Parent Firm's Global Reach, Stricter Air Quality Rules Have Stock Smiling


4:30 am, October 15, 2007

Last week, engineers at Stock Equipment Co. in Chagrin Falls were starting to design 20 automated systems for feeding coal into the boilers that will help power an expanded oil refinery in Zhenhai, China.

The customer is the giant Chinese oil supplier Sinopec Corp., and the big order reflects just one of several growing international markets for Stock, which makes industrial pollution control equipment and systems that deliver and regulate the amount of coal fed into boilers.

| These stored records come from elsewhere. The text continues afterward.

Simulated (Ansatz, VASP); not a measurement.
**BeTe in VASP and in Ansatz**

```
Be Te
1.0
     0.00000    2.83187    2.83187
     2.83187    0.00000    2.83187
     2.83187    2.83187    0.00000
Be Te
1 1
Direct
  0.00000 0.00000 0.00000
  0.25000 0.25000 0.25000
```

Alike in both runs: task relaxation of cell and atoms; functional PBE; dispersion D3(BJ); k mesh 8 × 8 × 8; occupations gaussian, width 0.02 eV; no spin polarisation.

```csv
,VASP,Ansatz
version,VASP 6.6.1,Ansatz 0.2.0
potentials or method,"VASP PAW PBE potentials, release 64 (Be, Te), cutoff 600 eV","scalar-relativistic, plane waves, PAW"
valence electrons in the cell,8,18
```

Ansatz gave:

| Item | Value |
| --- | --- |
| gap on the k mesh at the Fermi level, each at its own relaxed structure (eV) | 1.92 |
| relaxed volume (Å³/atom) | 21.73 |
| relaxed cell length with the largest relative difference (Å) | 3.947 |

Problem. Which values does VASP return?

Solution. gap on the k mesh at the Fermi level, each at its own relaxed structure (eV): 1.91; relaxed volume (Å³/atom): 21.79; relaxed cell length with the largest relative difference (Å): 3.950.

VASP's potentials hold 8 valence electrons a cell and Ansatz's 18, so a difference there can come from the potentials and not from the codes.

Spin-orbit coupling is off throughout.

William Downs, president and CEO of Stock, said overseas orders currently make up about 40% of the company's business. And orders from abroad have been on the rise since Stock was acquired three months ago by Schenck Process Group, a diversified global manufacturer based in Germany.

Besides its manufacturing and headquarters operations in Chagrin Falls, where it employs 240, Stock operates manufacturing plants in China, Great Britain, India and Japan. It slowly has cultivated customers such as Sinopec, but Mr. Downs sees potential for more international business because of the global reach of Schenck, which operates 25 manufacturing plants and sales offices around the world.
"We thought we were fairly global until that acquisition," he said.

According to Mr. Downs, the purchase of Stock by Schenck for an undisclosed price has opened doors to regions such as Australia, Eastern and Central Europe and Latin America. As a result of the deal, Stock last month notched its first sale in Brazil.

Stock has averaged an increase in sales of about 15% every year for the last few years, Mr. Downs said, and he expects that trend to continue next year. Mr. Downs said Stock has jobs booked into 2010, but he would not disclose sales for the privately held company.

Launched in 1929 in an office in the Hanna Building in Cleveland, Stock in the last four years has doubled its work force in Chagrin Falls to the current 240. The manufacturer employs 400 companywide and plans to add at least 12 jobs here in 2008.

Eye on China

Mr. Downs said the burgeoning economy of China provides a big opportunity for sales of Stock's pollution-control and coal-feeding equipment because that nation is building the equivalent of two, 600-megawatt coal-fired power plants every week.

The Chinese government is trying to get a handle on its pollution problems such as acid rain and heavy smog, Mr. Downs noted. "I was in Beijing a few weeks ago," he said. "They still have a long way to go."

So does some U.S. power providers when it comes to meeting more stringent federal air quality regulations.

Last week, Stock customer American Electric Power Co. reached a record settlement with U.S. Environmental Protection Agency that calls for the company to spend $4.6 billion to reduce drastically the air pollution at its operations in Ohio and other states. However, AEP spokeswoman Melissa McHenry said the amount of the settlement is deceiving because it reflects part of a $5.1 billion capital investment program AEP initiated on its own more than three years ago.

AEP is retrofitting eight coal-fired plants to meet a U.S. EPA mandate that power plant in certain states reduce sulfur dioxide emissions by 40% and nitrogen oxide emissions by 60% by 2010. Ms. McHenry said AEP is about halfway done with project.

Ralph Harris, Stock's marketing manager, said more stringent environmental rules require utilities to account for the quality and quantity of coal used in their boilers, which is good for Stock's business.

Right now, there are 150 coal-fired power plants in the planning stages in the United States, Mr. Downs said, so the company expects an uptick in product demand to continue in U.S. markets.